Saturday, May 05, 2018

Jocelyn Saidenberg, Kith & Kin



[birdbrain] there’s a sequence called time: she’s sick, she dies, she’s still dead, no matter the voice, passive or active, but the other won’t have it that way not in that order or tense. It figures apprehension & owing. No promise or debt to pursue. Is it like grains of sand? like stars? what’s myriad? Not quite, without senses. Then while reading the letter by Bruce I find a compositional circle ringing & containing that draws us together. (“NOVEMBER”)

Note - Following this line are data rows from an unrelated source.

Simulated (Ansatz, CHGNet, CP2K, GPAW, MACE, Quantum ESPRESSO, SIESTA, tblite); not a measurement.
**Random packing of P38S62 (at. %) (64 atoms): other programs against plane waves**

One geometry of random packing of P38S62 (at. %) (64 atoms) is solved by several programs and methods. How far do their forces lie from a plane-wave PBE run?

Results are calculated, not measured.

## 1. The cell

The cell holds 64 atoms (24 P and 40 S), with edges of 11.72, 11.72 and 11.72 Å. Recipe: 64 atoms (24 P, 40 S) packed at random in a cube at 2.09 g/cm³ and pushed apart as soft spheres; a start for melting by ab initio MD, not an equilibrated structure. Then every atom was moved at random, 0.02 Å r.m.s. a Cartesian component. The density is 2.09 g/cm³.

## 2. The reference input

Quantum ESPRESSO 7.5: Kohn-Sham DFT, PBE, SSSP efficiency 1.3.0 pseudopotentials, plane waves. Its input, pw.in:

Constructed as a year’s suite of poems, Bay Area, San Francisco writer Jocelyn Saidenberg’s latest title, Kith & Kin (The Elephants, 2018) is composed as an elegy, one that weaves through confession and the domestic as well as the elusive details of the lyric. Compiled, seemingly, in chronological order, the poems accumulate as multiple poems-per-month from September to August, as Saidenberg both plumbs and alludes to the details of Beth’s (the exact nature of the relationship isn’t defined, but Beth is clearly an intimate) illness and death, and what occurs in the space of such heartbreak. Across forty-one poems, a period of care and caregiving eventually gives way to grief, and to absence, as she writes: “& it’s / too stupid to list those with whom / & a stupid list of losses those who abandoned / the dead & those whose suffering / held them possessed like those owls do” (“SEPTEMBER”).

NOVEMBER

less the more not exactly
a pair not oblivious either but
not familiar the less I do
the more she is or the more I
sleep the less she is not or the less
light less love to trust to live
if not to person a dream
we’re winking so Beth kings it
because she’s making
a racket repairing a bucket
will they let us keep what makes
it most alien is to unkind it
being with what before what is
found as a dirge for before what
we court to keep measuring
distances & inward longing
for extremes to count
that no one go hungry
all hallucinate nightly
it’s difficult being
against being
the more now
the less to undo it

The author of four full-length titles—Mortal City (Parentheses Writing Series, 1998), Cusp (Kelsey St. Press, 2001), Negativity (Atelos Press, 2007), Dead Letter (Roof Books, 2014)—as well as three chapbooks—Dusky, Dispossessed, and Shipwreck—one can clearly see a thread or two emerge in Saidenberg’s work through her titles alone (this is the first collection of hers I’ve seen), one that does work to engage some darker, deeper elements of the personal, interpersonal and intimate, and the collection manages a fine line between language writing and narrative. Saidenberg presents the story slant, fragmented and allusive/elusive, but in the most straightforward manner possible, managing a lyric that embraces the full emotion of language and bodies, and everything the heart and the mind might want. As she writes at the end of the collection, in “some notes”:

Kith & Kin is born of a desire to write about what I tend to deny or avoid: my body, my organizational obsessions, the banality of my everyday, my mistakes and messes, that is, my desire to invite the exclusions in and to entertain the excesses. By attending to what my attention resists, my inattention, I had the hunch that in approaching my withdrawal, shame, and omissions, I might find myself in proximity to others, ones who mumble, who yell in rage, who are recently or long dead, who dream me at night, those who are lost to me, yet whose beings compose my beings. As Judith Butler writes: “I find that my very formation implicates the other in me, that my own foreignness to myself is, paradoxically, the source of my ethical connection with others.” We are traversed by others, by their traces and impressions. Who we are is never fully knowable, for we constitute an assembly of others and selves. In this sense, the writing summons and is summoned by others collectively, enigmatically as our elaboration of losses and assemblies.